[AR] Re: Keeping moisture out of cryogenic valves

  • From: Henry Spencer <hspencer@xxxxxxxxxxxxx>
  • To: arocket@xxxxxxxxxxxxx
  • Date: Mon, 29 Aug 2016 23:01:16 -0400 (EDT)

On Mon, 29 Aug 2016, Robert Watzlavick wrote:

The sides of the tank were covered in frost but the drops were coming off of the bottom... I put a clean 5 gallon plastic bucket (SS or aluminum would be better!) under the tank to catch the drops and they evaporated as soon as they hit.

If they're evaporating as soon as they hit, that's pretty much got to be liquid air (assuming that your tank isn't leaking!). Yeah, stainless or aluminum would be a better choice of drip catcher.

haven't observed the phenomenon every LN2 test but maybe around 30% of the time. I'll make a note of the humidity next time.

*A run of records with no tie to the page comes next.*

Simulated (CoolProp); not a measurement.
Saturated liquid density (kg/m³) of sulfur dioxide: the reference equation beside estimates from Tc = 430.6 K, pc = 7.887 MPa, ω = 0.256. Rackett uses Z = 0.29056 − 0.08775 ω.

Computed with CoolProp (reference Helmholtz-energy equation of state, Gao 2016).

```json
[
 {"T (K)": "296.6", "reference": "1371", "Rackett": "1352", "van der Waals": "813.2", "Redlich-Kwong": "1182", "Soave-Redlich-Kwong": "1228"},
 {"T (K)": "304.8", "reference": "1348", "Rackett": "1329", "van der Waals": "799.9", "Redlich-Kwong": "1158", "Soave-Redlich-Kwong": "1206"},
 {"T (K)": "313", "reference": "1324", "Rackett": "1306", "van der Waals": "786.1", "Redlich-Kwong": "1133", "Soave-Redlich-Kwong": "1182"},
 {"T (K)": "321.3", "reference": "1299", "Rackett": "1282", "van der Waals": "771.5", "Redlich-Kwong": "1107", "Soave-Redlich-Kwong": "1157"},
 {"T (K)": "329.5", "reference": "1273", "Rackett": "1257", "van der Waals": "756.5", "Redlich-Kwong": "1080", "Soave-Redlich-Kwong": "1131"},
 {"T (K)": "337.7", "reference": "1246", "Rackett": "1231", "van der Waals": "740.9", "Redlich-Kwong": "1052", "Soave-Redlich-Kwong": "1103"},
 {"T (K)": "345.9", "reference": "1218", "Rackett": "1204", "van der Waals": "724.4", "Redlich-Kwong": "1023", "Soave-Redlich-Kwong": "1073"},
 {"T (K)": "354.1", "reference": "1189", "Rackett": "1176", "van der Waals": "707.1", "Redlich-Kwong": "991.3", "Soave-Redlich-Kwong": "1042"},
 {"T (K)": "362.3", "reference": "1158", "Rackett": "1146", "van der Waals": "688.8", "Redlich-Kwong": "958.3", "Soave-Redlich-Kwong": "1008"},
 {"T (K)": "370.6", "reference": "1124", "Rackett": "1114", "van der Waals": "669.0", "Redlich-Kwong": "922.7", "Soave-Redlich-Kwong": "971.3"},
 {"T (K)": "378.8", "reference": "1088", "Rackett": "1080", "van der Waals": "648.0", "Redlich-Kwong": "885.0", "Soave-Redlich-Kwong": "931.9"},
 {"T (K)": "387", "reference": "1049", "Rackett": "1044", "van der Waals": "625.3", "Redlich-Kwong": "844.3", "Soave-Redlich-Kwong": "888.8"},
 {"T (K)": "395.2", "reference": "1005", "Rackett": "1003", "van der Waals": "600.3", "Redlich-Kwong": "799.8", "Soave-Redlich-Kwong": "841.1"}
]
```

Hmm. The reason why liquid-hydrogen tanks don't normally form a frost layer (and therefore need deliberately-provided insulation) is that the dripping liquid air usually washes the frost off before it can get established. Apparently you *can* get a frost layer on them if the initial conditions are just right. Maybe you're running into a milder version of the same thing, with the tank bottom sometimes getting too cold too fast and the frost layer not getting well started before the liquid air starts to show up.